The Australian Indigenous Mentoring Experience (AIME) has been selected as a finalist in the 2014 Indigenous Governance Awards from a pool of 113 high quality applicants.

The brainchild of Jack Manning Bancroft, an Aboriginal man, AIME has been applauded as an organisation for achieving results and succeeding in an area that many others have failed.

Sydney-based, with a growing national footprint, AIME supports our First Australians into further education, training and employment.
After winning a scholarship to the prestigious St Paul’s College, Bancroft began to form the idea for AIME.

He realised that his good fortune to win a place at St Paul’s could be replicated among other young Indigenous people if those privileged students took the time to mentor them.

Bancroft’s aim was to make the experience of attending university less daunting for Aboriginal and Torres Strait Islander people and believed the generosity of his more fortunate colleagues could assist.

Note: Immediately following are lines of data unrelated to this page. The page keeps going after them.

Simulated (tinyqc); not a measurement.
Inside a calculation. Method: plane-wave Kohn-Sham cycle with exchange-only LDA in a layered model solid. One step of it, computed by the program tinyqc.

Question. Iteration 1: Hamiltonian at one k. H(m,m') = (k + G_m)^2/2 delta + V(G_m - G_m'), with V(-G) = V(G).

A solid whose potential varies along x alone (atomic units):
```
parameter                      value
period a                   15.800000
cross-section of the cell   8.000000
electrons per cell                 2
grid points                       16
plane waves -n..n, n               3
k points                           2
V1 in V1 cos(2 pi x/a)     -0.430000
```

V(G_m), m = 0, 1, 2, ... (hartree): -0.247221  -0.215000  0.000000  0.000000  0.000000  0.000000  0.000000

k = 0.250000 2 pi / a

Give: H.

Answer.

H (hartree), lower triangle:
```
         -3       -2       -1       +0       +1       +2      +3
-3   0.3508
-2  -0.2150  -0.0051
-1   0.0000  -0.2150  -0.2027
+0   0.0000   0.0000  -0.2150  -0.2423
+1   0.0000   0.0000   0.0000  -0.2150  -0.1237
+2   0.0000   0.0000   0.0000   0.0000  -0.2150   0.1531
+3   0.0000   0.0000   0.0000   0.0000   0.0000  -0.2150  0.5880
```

His vision became a reality when in 2005, 25 Sydney-based high school students were mentored by 25 volunteers from the University of Sydney and AIME was underway.

Incorporated in 2008, AIME is now Australia’s largest education support service for Aboriginal and Torres Strait Islander high school students.  It has a volunteer base of more than 1,600 university students mentoring 3,500 Indigenous students around the country.

In 2013, of the 220 AIME students who completed Year 12, 59 transitioned to university, with many others accessing further education, training and employment.

AIME also achieves impressive results in driving Year 12 completion rates with 93 percent of AIME students transitioning from Year 10 to Year 11, traditionally an historical ‘drop out’ point.

AIME’s vision is to have Australia’s Indigenous high school students match the levels of education, training and employment of non-Indigenous students, simply by providing a mentoring program that instills confidence, belief and the skills necessary for each individual student to achieve their goals.
The winner of the Awards will be announced in late October.